SinGAN - Learning a Generative Model from a Single Natural Image
Ok, let's take a look at the fabulous SinGAN architecture (so many GAN architectures, so little time). This is some interesting work, but i think you want to put it in the right perspective. And with that cryptic intro, let's dive in first with a really great overview presentation by Tamar Shaham at Israel Computer Vision Day 2019.
You can check out the actual paper, titled 'SinGAN: Learning a Generative Model from a Single Natural Image' here.
You can check out the actual code (PyTorch, yeah) on Github here.
For a different take on the actual architecture, we turn to our old pal Yannic Kilcher for his astute analysis.
Ok, so we have a multi-scale architecture. Typical GAN structure where we input random noise and output image from the generator, but we do that at every scale.
1: What are the priors built into the system? You always want to understand this when looking at any architecture.

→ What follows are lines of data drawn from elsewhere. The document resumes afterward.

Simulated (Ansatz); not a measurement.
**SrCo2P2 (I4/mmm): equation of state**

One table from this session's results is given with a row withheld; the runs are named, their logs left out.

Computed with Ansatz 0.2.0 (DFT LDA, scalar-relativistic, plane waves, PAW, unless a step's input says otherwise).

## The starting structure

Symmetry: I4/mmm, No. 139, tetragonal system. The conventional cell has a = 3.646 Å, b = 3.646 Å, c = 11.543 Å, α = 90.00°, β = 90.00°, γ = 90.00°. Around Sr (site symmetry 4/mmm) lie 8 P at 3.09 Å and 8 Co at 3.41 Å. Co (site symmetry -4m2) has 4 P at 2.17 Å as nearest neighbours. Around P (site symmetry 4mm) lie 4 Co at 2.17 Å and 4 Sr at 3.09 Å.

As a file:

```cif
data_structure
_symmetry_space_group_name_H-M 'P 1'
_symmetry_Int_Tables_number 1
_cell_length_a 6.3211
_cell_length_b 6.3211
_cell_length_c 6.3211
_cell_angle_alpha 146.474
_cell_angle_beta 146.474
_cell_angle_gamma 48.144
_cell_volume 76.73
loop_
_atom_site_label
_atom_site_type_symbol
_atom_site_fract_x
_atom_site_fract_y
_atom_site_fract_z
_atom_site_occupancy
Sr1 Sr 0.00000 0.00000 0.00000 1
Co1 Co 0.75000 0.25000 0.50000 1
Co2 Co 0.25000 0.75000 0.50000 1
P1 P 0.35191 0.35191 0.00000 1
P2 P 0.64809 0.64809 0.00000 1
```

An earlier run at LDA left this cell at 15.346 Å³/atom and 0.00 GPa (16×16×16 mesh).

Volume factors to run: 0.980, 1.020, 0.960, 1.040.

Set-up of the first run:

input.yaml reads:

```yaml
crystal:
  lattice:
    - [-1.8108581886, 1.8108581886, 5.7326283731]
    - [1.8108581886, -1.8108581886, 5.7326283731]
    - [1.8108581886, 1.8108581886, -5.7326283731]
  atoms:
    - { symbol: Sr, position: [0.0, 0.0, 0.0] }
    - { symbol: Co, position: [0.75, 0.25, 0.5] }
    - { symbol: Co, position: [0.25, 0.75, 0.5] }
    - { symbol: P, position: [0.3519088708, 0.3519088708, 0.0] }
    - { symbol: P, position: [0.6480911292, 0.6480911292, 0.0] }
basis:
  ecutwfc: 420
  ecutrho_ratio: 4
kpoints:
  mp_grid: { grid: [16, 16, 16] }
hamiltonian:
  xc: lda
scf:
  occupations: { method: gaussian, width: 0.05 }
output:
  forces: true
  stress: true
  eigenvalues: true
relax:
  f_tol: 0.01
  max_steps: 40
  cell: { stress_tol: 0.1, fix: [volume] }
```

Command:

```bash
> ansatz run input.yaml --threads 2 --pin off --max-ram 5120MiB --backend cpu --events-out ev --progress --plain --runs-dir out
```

2: Similarities/differences between pre-existing texture synthesis from example architectures? What's really going on here?
3: Why would you use this computationally intense technique for the kinds of limited animation effects they show off? As opposed to keyframing some interactive warps effects in StudioArtist for example? Seriously.
More importantly, what does their animation output tell you about the latent space you are manipulating?
Remember, interpolating between random inputs to a GAN is equivalent to manipulating the latent space of the system.
So if you take StyleGAN for example trained on a dataset of head shot photos, and feed it a linear transformation between 2 different random inputs, you get a kind of morph between 2 artificial fake generated head shot output images.
What do 2 different random input vectors output from this system? What does the output of the linear transformation between the 2 random input vectors look like? What does this tell you about what the system is modeling?
4: I said looking at the code would make the conv-block implementation clearer. As i'm looking at it now i'm thinking, but does it really? Or is it way more confusing on some level? And what does that tell us about what might be a better way to build the implementation?